Thanks so much to all who've been encouraging me along the way!
Matt
Putting on the feedbag!

Monday, May 21, 2012

High-Low Game


Today was a day of highs and lows.  We awoke to clear skies, which was a welcome break from the rain of the past couple days.  With the forecast calling for sunny and 60's, I was looking forward to taking advantage of the weather to bang out some serious miles and have fun while doing it.

The high quickly wore off when I hit the trail.  My "waterproof" shoes were still wet from the day before, and the first couple of miles of trail were basically a glorified swamp.  Where were the boardwalks from the day before?  Why weren't my shoes keeping me dry?  And where were all these "amazing" views of Lake Superior and waterfalls that the SHT guidebook talked about???

After 5 miles, I put on my headphones to try and improve my mood.  The trail, however, would soon take care of that for me.  I ascended a ridge to find what would be the first of many awe inspiring views of Lake Superior and the surrounding countryside.

Scenic view of Lake Superior from Wolf Rock

I put on a dry pair of socks, and was greeted with some better-maintained trails.  The trail alternated between cool valleys and warm ridges with scenic views, before descending to the Gooseberry River for the final 5 miles of the day.  A mile from our campsite, just before a series of waterfalls, I met up with my dad.  We've been staying in Gooseberry Falls the past three days, but this was the first time I would see its famous series of waterfalls.  They were truly incredible, and I can say my 20 mile hike today definitely ended on a high.

The end of a long day at Gooseberry Falls

Back at camp, however, I began to sink back down to the low of the morning.  My feet and knees feel like they did after the Flying Pig Marathon, but instead of two weeks of rest, I'm looking at 8 more days of hiking.  According to my itinerary, I'm supposed to hike 25 miles tomorrow, yet today at mile 20 I felt as if I could truly go no further.  I'm beginning to question my 10 day itinerary, and whether or not I can really hack a 235 mile trip.

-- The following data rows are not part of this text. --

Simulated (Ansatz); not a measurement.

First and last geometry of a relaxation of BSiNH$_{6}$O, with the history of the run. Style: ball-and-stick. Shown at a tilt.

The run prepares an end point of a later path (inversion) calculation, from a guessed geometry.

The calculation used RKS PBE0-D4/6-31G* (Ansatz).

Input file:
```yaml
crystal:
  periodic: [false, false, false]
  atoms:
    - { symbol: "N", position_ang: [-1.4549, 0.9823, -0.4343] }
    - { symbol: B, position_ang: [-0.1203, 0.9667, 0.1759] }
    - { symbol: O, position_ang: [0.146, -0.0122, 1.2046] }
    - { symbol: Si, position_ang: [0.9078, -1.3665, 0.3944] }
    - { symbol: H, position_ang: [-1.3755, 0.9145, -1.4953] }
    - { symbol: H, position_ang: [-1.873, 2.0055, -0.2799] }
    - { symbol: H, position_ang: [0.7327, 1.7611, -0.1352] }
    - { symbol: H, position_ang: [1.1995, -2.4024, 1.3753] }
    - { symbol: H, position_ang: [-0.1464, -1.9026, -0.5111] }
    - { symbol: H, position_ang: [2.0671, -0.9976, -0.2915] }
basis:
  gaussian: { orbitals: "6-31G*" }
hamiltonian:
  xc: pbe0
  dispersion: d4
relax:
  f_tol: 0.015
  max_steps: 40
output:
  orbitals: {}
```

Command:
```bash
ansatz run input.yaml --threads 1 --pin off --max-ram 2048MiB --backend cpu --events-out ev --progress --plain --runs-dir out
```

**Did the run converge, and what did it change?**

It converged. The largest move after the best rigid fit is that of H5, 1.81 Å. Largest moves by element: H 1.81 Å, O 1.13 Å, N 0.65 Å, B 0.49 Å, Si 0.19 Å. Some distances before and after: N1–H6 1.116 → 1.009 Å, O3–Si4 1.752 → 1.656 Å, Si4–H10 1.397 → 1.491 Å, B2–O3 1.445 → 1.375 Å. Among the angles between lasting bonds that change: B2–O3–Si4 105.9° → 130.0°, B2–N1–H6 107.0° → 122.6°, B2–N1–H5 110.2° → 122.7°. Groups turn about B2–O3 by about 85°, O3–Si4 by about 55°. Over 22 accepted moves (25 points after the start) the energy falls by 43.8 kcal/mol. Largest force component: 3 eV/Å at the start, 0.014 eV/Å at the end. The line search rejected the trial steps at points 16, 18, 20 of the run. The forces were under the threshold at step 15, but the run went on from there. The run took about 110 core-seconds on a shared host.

But ultimately, isn't that why I came?  Most of the things I do in my life, I take on with a pretty strong degree of confidence, knowing that if I plan well and give it my best I'll be able to achieve my goal.  But with this trip, right now I can honestly say I don't know if I'll succeed or fail.  In a way this is terrifying, yet at the same time there is something truly invigorating about pushing past the boundaries of what I'm confident I can achieve.
Matt

Sunday, May 20, 2012

Dam it All


Last night our wonderful campfire was cut short by thunderstorms rolling in around 9:30.  We made it into our tents, and were both kept up a lot of the night by the thunder and rain.  Fortunately, within about 10 minutes of waking up, the rain tapered off.  Dad drove me back to the southernmost SHT trailhead at Fox Farm road, and my journey finally began!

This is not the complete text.